Fluid life of a metal can be described in terms of ease and time frame in which the metal can flow through various passages it needs to pass through before it is put into the cast, and how easily it takes up the shape and characteristics of the cast. A molten metal is said to have more fluid life than its capability to take the final shape as o the cast.

In more precise terms, fluid life of an alloy can be seen as the LIQUID property of the metal. Fluid life is much more than what is traditionally described as FLUIDITY of the metal. Fluidity of molten metal gets altered at each step starting from when it is put in a pouring ladle to be put into the cast after passing through die casting chamber, gating system etc. while undergoing this process, molten metal begins to cool and an oxide sheet begins to form on the surface of the metal. As a result, the fluidity of the molten metal lessens, both due to the cooling process and more so due to the formation of oxide sheet.

The temperature of any molten metal cannot in isolation reflect its fluidity. For example aluminum's fluid life is brilliant at 650-750C whereas molten steel cant match the same fluid life even at 1650C. Therefore, it can safely be said that the fluid life of any alloy will depend on factors like the compositional make up, chemical properties and surface tension of the alloy.

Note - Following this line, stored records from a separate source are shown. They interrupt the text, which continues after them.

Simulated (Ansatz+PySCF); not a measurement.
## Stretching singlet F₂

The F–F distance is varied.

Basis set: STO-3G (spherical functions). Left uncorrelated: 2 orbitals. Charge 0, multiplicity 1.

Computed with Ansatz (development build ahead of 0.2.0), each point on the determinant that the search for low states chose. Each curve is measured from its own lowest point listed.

The intended design properties of any cast will again depend on the fluid life of any alloy. Studying the fluid life of any alloy will reveal and suggest a number of important tips towards drawing up the design of the cast. Such tips include:-

• Minimum thickness that can be achieved for each section.
• The upper limit of length that any subdivision can attain.
• The level of superiority of surface detail that can possibly be achieved.

However, it should be kept in mind that alloys which have lesser fluid life, to the degree that the fluid life is reasonable or even poor, it will not necessarily reflect on the cost make up of the design. If it is known that the fluid life of an alloy is limited or poor, the design for the cast should be drawn to have:-

• Blunt shapes or shapes with less sharp dimensions.
• Larger number of features at the lower section of the cast rather than on the upper portion.
• Conical structures which taper into thinner endings.
• Bigger inscriptions.

Some processes use casts that are very hot or very dry. These processes serve to minimize the fluid life of the alloy by reducing the impact of convection, which is a mode of producing heat for heat transfer. Some alloys are composed and made up in such a way so as to achieve maximum fluid life. An example of this is 365 aluminum. In this alloy, silicon atoms are present whose heating capability is high. Thus as the fluid life of aluminum decreases, the silicon atoms stimulate the aluminum atoms again and thus increase the fluid life.